Telecom digital marketing: Three steps for creating a secure and compliant data-driven strategy

12th June  |  
5 minutes

The total global telecom services market was valued at $1,805.61 billion in 2022, and is forecast to increase at a compound annual growth rate (CAGR) of 6.2% from 2023 to 2030. But gaining a strong market share is not easy. Telecoms is a highly competitive market, and one that demands large-scale capital investments to succeed. For instance, it’s thought that telcos will spend $1 billion each on network cloud transformation alone. Winning customers is vital to justify these and other major network upgrades. That’s why telecom digital marketing is so important. It is the engine by which telcos fuel subscriber growth and safeguard the future of their businesses.

The personalisation imperative in telecommunications digital marketing

However, when it comes to telecommunications digital marketing approaches, operators come up against an array of challenges. One key issue is that telcos are relatively late to the game when it comes to personalising campaigns and content to engage audiences better. Yet doing so is key to delivering exceptional user experiences.
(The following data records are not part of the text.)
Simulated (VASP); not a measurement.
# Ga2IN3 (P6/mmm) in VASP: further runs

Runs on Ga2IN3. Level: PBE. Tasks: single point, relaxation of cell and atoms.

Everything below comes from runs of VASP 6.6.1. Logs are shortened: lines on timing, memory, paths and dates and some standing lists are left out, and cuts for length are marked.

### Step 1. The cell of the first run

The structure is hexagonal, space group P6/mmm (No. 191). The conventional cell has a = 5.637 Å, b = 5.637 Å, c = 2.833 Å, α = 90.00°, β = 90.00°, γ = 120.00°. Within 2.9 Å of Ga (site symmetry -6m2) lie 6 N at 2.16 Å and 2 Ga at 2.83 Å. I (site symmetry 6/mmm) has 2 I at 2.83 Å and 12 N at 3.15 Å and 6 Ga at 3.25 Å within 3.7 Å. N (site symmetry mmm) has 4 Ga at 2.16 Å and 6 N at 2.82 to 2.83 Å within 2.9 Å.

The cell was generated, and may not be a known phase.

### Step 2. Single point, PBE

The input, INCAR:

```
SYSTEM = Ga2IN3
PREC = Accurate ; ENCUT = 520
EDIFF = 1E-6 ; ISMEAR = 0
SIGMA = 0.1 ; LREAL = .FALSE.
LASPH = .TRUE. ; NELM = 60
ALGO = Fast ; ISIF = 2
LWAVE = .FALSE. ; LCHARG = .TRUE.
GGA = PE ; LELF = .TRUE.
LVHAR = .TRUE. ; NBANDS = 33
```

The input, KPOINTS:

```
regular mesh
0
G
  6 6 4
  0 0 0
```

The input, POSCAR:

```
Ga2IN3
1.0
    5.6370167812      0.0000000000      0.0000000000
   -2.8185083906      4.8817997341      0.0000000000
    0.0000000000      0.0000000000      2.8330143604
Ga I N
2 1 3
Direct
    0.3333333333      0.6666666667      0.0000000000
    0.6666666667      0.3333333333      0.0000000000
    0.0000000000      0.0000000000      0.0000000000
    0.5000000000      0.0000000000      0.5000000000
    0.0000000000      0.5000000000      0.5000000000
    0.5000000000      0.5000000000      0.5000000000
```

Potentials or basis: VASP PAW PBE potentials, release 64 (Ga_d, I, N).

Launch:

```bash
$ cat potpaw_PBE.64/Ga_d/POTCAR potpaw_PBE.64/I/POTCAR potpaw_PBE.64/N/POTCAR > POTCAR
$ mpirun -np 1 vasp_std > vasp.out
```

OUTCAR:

As McKinsey puts it: “More than ever, satisfying, retaining, and acquiring customers requires telcos to embark on a complex journey away from the business-driven campaigns that they have traditionally embraced and toward customer-centric, data-driven, highly personalized campaigns that are always on and always evolving.” Telcos are evolving into tech-centric experience economy businesses, and that requires a significant evolution of telecom digital marketing practices and mindsets.

Balancing personalisation and privacy in telcom digital marketing

Digital marketing in the telecom sector must also comply with emerging global privacy laws and increasing consumer demand for privacy-conscious digital products and services. By nature, telco businesses generate and process a wealth of sensitive customer data including personally identifiable information (PII) such as names and addresses, call duration records, internet usage data, location information, and more. Ensuring data privacy and security is essential to avoid regulatory fines and maintain the trust of customers. After all, 71% of consumers say they would stop doing business with a company if it gave away sensitive data without permission.

Today, digital marketing in the telecom sector is therefore increasingly about finding a perfect balance between the rich, engaging, and relevant personalised experiences modern consumers demand online, and the need to protect data and consumers’ right to privacy.

Three steps to effective digital marketing in the telecom sector

The good news is that with the deprecation of third-party tracking cookies and mobile device IDs, the adtech ecosystem is innovating new, privacy-first methods for building rich customer profiles and audience segments for use in personalised engagement at scale.

Telcos in particular stand to benefit given the treasure trove of first-party customer intelligence they have to-hand. If this data is consented for use in marketing, and can be activated safely and at scale, then telco marketers have a powerful tool at their disposal.

Telcos have a range of options for leveraging these advances within their own martech stack to deliver against their marketing imperatives and extract value from their first-party customer intelligence.

There are three basic steps involved to determine the strategic direction:

1 Decide on implementation model. The first step in determining how to deliver personalised advertising while safeguarding customer consent post third-party cookies, is deciding on whether to build or to buy. One question is whether to activate their marketing campaigns against their IDs, rely on a third-party Data Management Platform (DMP) or Customer Data Platform (CDP), or build their in-house solution that integrates with the adtech ecosystem.

Building a system in-house ensures that the telco retains complete control, but also requires complex integrations across the adtech ecosystem and lacks scale. Partnering with a DDMP or CMP provider is faster and easier, but this approach requires that telcos cede control of the service to their partner. Integrated solutions meanwhile, include telco-grade in-network solutions. Here, the telco retains full control of the service, but also benefits from the ease of working with a partner that has taken care of industry integrations.

2 Select an ID platform. With the deprecation of tracking cookies, new ID types have exploded on the market, many of which offer greater privacy protections. However, some IDs are better than others and telcos should weigh up several key considerations including: is the solution dynamic and real time; does it integrate easily with the telco network and the adtech ecosystem; is it easy to deploy; and does it activate at scale safely?

3 Move fast. There is a closing window of opportunity while the adtech ecosystem is still adjusting to the deprecation of cookies. Operators that move fast and adapt quickest will have a period during which their will more easily be able to reach existing and potential subscribers. Given the industry’s competitiveness, that is not an advantage to be turned down. It is easy to take a “sit back and see” approach, learning from the leading edge to see which IDs and adtech ecosystems work out best. But taking this approach will mean losing out to innovators who will find themselves better prepared for the privacy-first marketing model emerging today.

The success of digital marketing in the telecom industry rests on the ability of operators to leverage their first-party customer intelligence effectively, efficiently and safely. Options exist right now that can help them do just that. The only question that remains is: “what are you waiting for?”